Reset chip works on 24V rails and wastes only 300nA

Author: EIS Release Date: Aug 29, 2019


Texas Instruments has introduced a reset chip for voltage rails between 1.5V and 10V, that can work on 24V rails with additional resistors (see below).

Called the TPS3840 family, supply current is typically 300nA, and is 700nA max over temperature.

Threshold voltage is fixed, and versions are available from 1.6 to 4.9V in 0.1V steps – accuracy is 1% typ (1.5% max). Hysteresis is typically 100mV for 1.6 to 3.0V versions, and 200mV for 3.1 to 4.9V.

“The devices provide a combination of minimal power consumption, high accuracy, and low propagation delay to help extend battery life for a variety of low-power, industrial, and battery-powered applications,” according to Mouser, which is stocking the parts. “With less than a 1µA current consumption, the ICs can be configured to work as either a comparator – with a simple three-pin configuration – or as a daisy-chained universal power supply supervisor that acts as a sequencer.”

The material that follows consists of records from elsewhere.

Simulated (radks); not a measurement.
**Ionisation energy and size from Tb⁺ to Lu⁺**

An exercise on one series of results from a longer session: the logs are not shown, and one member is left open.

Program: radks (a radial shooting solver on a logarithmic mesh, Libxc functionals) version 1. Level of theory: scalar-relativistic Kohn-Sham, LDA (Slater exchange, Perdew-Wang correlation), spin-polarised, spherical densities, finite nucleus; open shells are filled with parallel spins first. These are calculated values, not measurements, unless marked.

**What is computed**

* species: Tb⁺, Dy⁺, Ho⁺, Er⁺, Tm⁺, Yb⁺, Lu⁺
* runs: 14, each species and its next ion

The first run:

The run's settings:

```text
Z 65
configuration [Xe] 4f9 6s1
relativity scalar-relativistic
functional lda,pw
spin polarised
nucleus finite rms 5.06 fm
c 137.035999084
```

Minimum supply voltage for a meaningful output (‘power-on-reset’, according to TI) is 300mV and, with rising power, the device is ready to operate 220µs (typ) after crossing this (350µs max).

“The devices’ fast start-up delay allows the detection of a voltage fault before the rest of the system powers up, providing maximum safety in hazardous start-up fault conditions, and the low power-on-reset prevents false resets, premature enable or turn-on of next device, and proper transistor control during power-up and power-down,” said Mouser.

The connection CT/NC allows a capacitor to be connected to delay the reset pulses – values span 50µs with no capacitor to 6.2s with 10µF.

There is also an active-low manual reset, and there are three output options:

  • open-drain, active-low (TPS3840DL)
  • push-pull, active-low (…PL)
  • push-pull, active-high (…PH)

Operation is across -40 to +125°C, and the devices come in a five-pin SOT-23 package.

Higher voltage working

To keep the device below its 12V absolute maximum Vdd, TI recommends using a two resistor potential from the rail to be sensed to the Vdd pin of the chip – suggesting, for example, a 10.5kΩ top resitor and 10kΩ bottom resistor for a 4.9V device connected to a 12V rail (Fig 51 and equation 7 in the data sheet). The reset output remains low-voltage-only (Vdd + 300mV abs max).

“Notice that the resistor values chosen are less than 100kΩ to preserve the accuracy set by the internal resistor divider,” according to the data sheet. “Good design practice recommends using a 0.1-µF capacitor on the VDD pin and this capacitance may need to increase when using an external resistor divider.”

Applications are foreseen in grid infrastructure (circuit breakers, smart meters), factory automation, building automation, electronic point-of-sale, portable equipment, battery-powered systems, according ot Mouser.